Wine producers reduce the alcohol to meet more sophisticated palates

Friday, 1 November, 2013
Ben Knight, The Guardian
The increasing popularity of good quality lower-alcohol whites and reds has led to calls for wine to be taxed accordingly says Ben Knight.
In Australia we live not only under the Southern Cross, but also under a hefty tax on wine. About 40% of the cost of a bottle of wine is tax, thanks to a combination of GST and the wine equalisation tax – equal to 29% of the wholesale price. So on an expensive bottle, the tax may be a very considerable sum.

So it’s unsurprising that the idea of taxing wine according to its alcohol content – which is how spirits and beer are taxed – is gaining increasing traction, with new calls for an overhaul this week. Aside from potentially increasing revenue and reducing alcohol consumption, the move would make both high-end and lower-alcohol wines more affordable.

Australian drinkers have been moving away from the big reds and buttery chardonnays and towards more elegant, refined – and lower-alcohol – wines for some time. These finer boned wines are able to express a sense of place more readily than those with extremely ripe fruit and deafening concentration.

Lower-alcohol reds are often less voluminous, less rich, but they offer more spice, a tighter palate and more perfume. The new wave of Barossan red, for instance, is reducing the hang time of the grapes and delivering wines that can refresh and enliven.

White wines are also beginning to be more playful. There is a move to juggle the balance of sugar and acid in riesling, and make chardonnay more piercing and focused. Australian semillon has remained lower in alcohol, and whites such as vermentino and some pinot grigio are bringing greener fruit and truly crisper wines. We are starting to embrace acidity on a whole new level.

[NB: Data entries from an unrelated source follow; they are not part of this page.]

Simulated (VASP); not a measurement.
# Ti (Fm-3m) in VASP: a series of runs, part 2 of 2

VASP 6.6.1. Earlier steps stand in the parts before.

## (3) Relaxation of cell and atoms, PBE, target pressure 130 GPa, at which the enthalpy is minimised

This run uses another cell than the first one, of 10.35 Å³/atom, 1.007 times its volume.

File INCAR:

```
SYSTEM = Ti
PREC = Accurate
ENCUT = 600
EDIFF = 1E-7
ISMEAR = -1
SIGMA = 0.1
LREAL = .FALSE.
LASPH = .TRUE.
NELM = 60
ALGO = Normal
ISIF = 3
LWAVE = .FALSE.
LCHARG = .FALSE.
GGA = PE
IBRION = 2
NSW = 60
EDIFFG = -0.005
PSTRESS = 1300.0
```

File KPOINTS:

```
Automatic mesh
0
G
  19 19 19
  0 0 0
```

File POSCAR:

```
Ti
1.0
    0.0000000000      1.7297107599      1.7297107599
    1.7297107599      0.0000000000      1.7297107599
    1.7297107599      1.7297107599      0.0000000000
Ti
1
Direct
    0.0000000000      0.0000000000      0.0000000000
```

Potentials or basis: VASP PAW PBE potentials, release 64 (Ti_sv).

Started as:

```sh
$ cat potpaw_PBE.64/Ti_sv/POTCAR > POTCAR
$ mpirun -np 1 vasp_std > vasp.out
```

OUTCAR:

At the cheaper end of the scale, the reds tend to be sweet and sparkling. White wines tend to have two expressions, those with residual sugar and those without: these wines have fermented to dryness and are racy and very fine indeed.

This move towards lower alcohol wines is due to drinkers’ evolving palates and a desire for clearer heads in the morning – and the evening for that matter. But it is also driven by buyers in the trade, seemingly searching endlessly for the bottle that best emulates the greats from the old world, famous for lower alcohol.